# WIP: Machine Learning Applications in Silicon / Wafer Manufacturing



## Leon Knorr<sup>1</sup>

<sup>1</sup>Mannheim Master of Datascience

Student ID:1902854 22<sup>nd</sup> May, 2023

Keywords: Manufacturing, AI, Silicon, Waver

## 1 Introduction

The semiconductor industry plays a pivotal role in driving technological advancements across various sectors, including electronics, communications, and computing. The production of high-quality semiconductor wafers is a critical step, as these wafers serve as the foundation for manufacturing integrated circuits and microchips [1]. As the demand for smaller, faster, and more powerful devices continues to grow, the need for efficient and accurate wafer manufacturing processes becomes increasingly important. In recent years, Artificial Intelligence (AI) has emerged as a transformative technology, offering unprecedented opportunities for enhancing the semiconductor manufacturing workflow [1, 2]. Especially machine learning (ML) algorithms, have the potential to revolutionize semiconductor wafer manufacturing by providing intelligent solutions for quality control and process optimization. For example, traditionally, wafer inspection and defect detection have been labor-intensive and time-consuming tasks performed by human operators, leading to potential errors and inconsistencies. In addition, human operators operate without using every bit of the vast amounts of data available in a wafer manufacturing fab. Each machine of the manufacturing process is equipped with hundreds of sensors, that measure the conditions of the current process [3]. However, the integration of AI into the manufacturing process can significantly improve these aspects, enabling real-time, automated, and highly accurate detection and classification of defects [4]. Aside from defect detection, semiconductor manufacturing poses a lot of potential applications where AI can thrive and enhance the capabilities of a manufacturing plant. This paper aims to explore various applications of AI and machine learning in a semiconductor manufacturing process by explaining them and discussing their impact on the industry.

## 2 Approach

First, the manufacturing process of semiconductors is defined and the performance indicators for semiconductor manufacturing factories are laid out. Afterwards, a survey of current applications of AI in the manufacturing process is presented. During the survey, each field of application is explained, and different approaches are laid out and discussed.
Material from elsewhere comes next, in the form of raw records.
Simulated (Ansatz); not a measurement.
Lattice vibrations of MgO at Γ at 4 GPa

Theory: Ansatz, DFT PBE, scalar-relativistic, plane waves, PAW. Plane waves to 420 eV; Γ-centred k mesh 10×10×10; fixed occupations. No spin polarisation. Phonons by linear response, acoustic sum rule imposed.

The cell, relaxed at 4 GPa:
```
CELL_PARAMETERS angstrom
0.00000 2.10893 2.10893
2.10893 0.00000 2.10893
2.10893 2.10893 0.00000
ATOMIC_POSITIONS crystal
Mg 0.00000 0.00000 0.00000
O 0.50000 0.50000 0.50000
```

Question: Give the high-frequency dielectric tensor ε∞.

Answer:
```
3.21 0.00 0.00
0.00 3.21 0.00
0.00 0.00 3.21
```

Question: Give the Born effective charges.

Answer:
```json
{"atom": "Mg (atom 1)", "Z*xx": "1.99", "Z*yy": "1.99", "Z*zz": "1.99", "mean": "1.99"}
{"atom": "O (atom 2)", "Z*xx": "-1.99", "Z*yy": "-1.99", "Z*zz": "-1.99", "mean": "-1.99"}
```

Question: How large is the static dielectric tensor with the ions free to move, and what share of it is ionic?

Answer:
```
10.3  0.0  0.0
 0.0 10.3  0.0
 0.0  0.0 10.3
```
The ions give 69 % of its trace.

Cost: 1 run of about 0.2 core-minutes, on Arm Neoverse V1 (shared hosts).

## 3 Semiconductor Manufacturing

In this section, an overview of the process of semiconductor manufacturing, as well as important definitions are presented.

Page 2 of 8 Leon Knorr

## 3.1 The Manufacturing Process

The manufacturing of semiconductors is a highly delicate and complicated procedure [5]. It consists of hundreds of processes, where the input materials are processed according to the given recipes. These processes can be summarized into four stages:

- Wafer Formation
- Front End Processing
- Testing
- Packaging

Each of these stages is presented in detail in the following section.

It is important to note, that this section only presents the basics of the manufacturing process and that it could've been altered or optimized for different recipes or to improve yields. As a result, some steps mentioned later on during the discussion of AI applications in this industry may not be listed here but are explained as needed.

#### 3.1.1 Wafer Formation

During Wafer Formation, a so-called wafer is created. A wafer is a thin slice, often of a round shape, of extremely pure crystalline material. Usually silicon crystals are used. These wafers serve as the foundational material for microelectronic devices [2]. Each Wafer will hold multiple dies, where a die refers to one specific microchip. After a wafer is formed, it is organized into "Lots". Each lot contains up to 25 wafers, which are processed together, using the same recipe and configuration at each step in the applied recipe [2]. After Wafer Formation, the formed wafers will continue to Front End Processing.

#### 3.1.2 Front End Processing

Front End Processing, encompasses the creation of transistors on a silicon wafer. It is performed in special "clean rooms", where dust, vapor and other pollutants are kept at a minimum. This is achieved through air filtering and strict access policies [2]. Each step in the Front End Process is repeated multiple times, to produce multiple interconnected layers on a wafers surface.

First, a Lot of wafers runs through *Wafer-cleaning*. In this step, each wafer is cleaned, such that is has a surface which is as smooth as possible. This is important, as following processes have strict requirements concerning surface smoothness and particle contamination. If one of these requirements are not fulfilled as good as possible, it can lead to defective dies later on in the process and reduce yields [2].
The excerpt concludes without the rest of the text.